How To’s¶
Joins¶
Use a join function in your Query. Example:
(Query(Contact)
.select(Contact.id, Person.name)
.left_join(Person, on=[Person.contact_id, Contact.id])
.execute())
Currently, the supported joins are:
inner_joinleft_joinleft_outer_joinright_joinright_outer_joinfull_joinfull_outer_join
Validation¶
Estoult by default only validates the type of a field. You can easily extend this by adding a classmethod called validate to the schema.
class Person(db.Schema):
__tablename__ = "people"
id = Field(str, "id")
name = Field(str, "name")
dob = Field(str, "dob")
country = Field(str, "country")
@classmethod
def validate(cls, row):
if row["country"] == "France":
raise Exception("No French allowed")
Query operators¶
Common query operators can be used as overloaded python operators in every Field/Clause. These are:
| Operator | Meaning |
== |
x equals y |
< |
x is less than y |
<= |
x is less than or equal to y |
> |
x is greater than y |
>= |
x is greater than or equal to y |
!= |
x is not equal to y |
>>> from estoult import Query, op
>>> query = Query(Meal).select()
>>> query.where(Meal.name != "Pizza")
>>> query.where(Meal.calories > 400)
Other operators are available as methods from the op module.:
| Function | Example |
op.or_ |
.where(op.or_(Person.id == 1, Person.id == 2)) |
op.and_ |
.where(op.and_(Person.id == 1, Person.id == 2)) |
op.in_ |
.where(op.in_(Person.id, [1, 2, 3, 4])) |
op.like |
.where(op.like(Person.name, "Astol%")) |
op.ilike |
.where(op.ilike(Person.name, "%StOL%")) |
op.not |
.where(op.not_(Person.name == "Name")) |
op.is_null |
.where(op.is_null(Person.dob)) |
op.not_null |
.where(op.not_null(Person.dob)) |
>>> query = Query(Car).select()
# name = "Ferrari" OR engine = "GP2"
>>> query.where(op.or_(Car.name == "Ferrari", Car.engine == "GP2"))
# name like '%Renault%'
>>> query.where(op.like(Car.name, "%Renault%"))
Function operators¶
Function operators are imported with the fn module.
| Function | Example |
fn.count |
.select(fn.count(Person.id)) |
fn.sum |
.select(fn.sum(Person.weight)) |
fn.avg |
.select(fn.avg(Person.age)) |
fn.ceil |
.where(fn.ceil(Person.height) == 180) |
fn.distinct |
.select(fn.distinct(Person.email)) |
fn.concat |
.where(fn.concat(Person.first_name, "' '", Person.last_name) == "Carlos Sainz") |
fn.alias |
.select(fn.alias(fn.sum(Person.weight), "weight")) |
fn.cast |
.select(fn.cast(Person.dob, "datetime")) |
Adding Ops/Fns¶
Estoult comes with the most important and commonly used functions/operators for SQL. However, Estoult is not an ORM and is inherently hackable which means you can easily add additional functionality if you need.

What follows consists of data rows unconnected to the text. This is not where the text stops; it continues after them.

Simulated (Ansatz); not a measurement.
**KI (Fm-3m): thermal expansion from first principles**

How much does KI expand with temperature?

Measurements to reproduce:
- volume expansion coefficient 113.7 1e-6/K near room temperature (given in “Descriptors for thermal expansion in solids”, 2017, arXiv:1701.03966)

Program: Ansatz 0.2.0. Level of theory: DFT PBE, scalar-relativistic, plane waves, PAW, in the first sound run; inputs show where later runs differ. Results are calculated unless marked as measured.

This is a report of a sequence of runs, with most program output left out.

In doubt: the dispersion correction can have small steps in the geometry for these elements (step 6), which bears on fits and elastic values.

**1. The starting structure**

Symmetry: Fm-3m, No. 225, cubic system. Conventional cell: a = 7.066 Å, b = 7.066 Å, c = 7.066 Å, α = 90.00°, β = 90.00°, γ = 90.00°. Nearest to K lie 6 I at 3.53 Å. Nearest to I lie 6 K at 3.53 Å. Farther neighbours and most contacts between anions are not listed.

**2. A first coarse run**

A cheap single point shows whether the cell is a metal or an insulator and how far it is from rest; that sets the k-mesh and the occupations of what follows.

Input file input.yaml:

If you wanted to add the <-> operator from PostgreSQL’s pg_trgm extension, you would use the add_op from op anywhere Estoult is always imported from (most likely where your database object is).
from estoult import PostgreSQLDatabase, op
db = PostgreSQLDatabase(...)
# Add the <-> operator here and call it "trgm"
op.add_op("trgm", "<->")
Now we can use it anywhere:
from estoult import Query, op
# select * from customers order by name <-> 'glgamish' limit 10;
print(Query(Customer).select()
.order_by(op.trgm(cls.name, "glgamish"))
.limit(10)
.execute())
The same can be done for the fn module using add_fn.
Display generated query¶
You can print any un-executed Query to display the generated SQL.
>>> print(Query(Animal).select().where(Animal.name == "Red Panda"))
select * from animals where animals.name = "Red Panda"
To format the query parameters, Estoult uses the mogrify function for PostgreSQL and just runs it for the other sources. This means it will fail if there is a syntax error in the SQL. To see it unformatted you will need to use repr as well.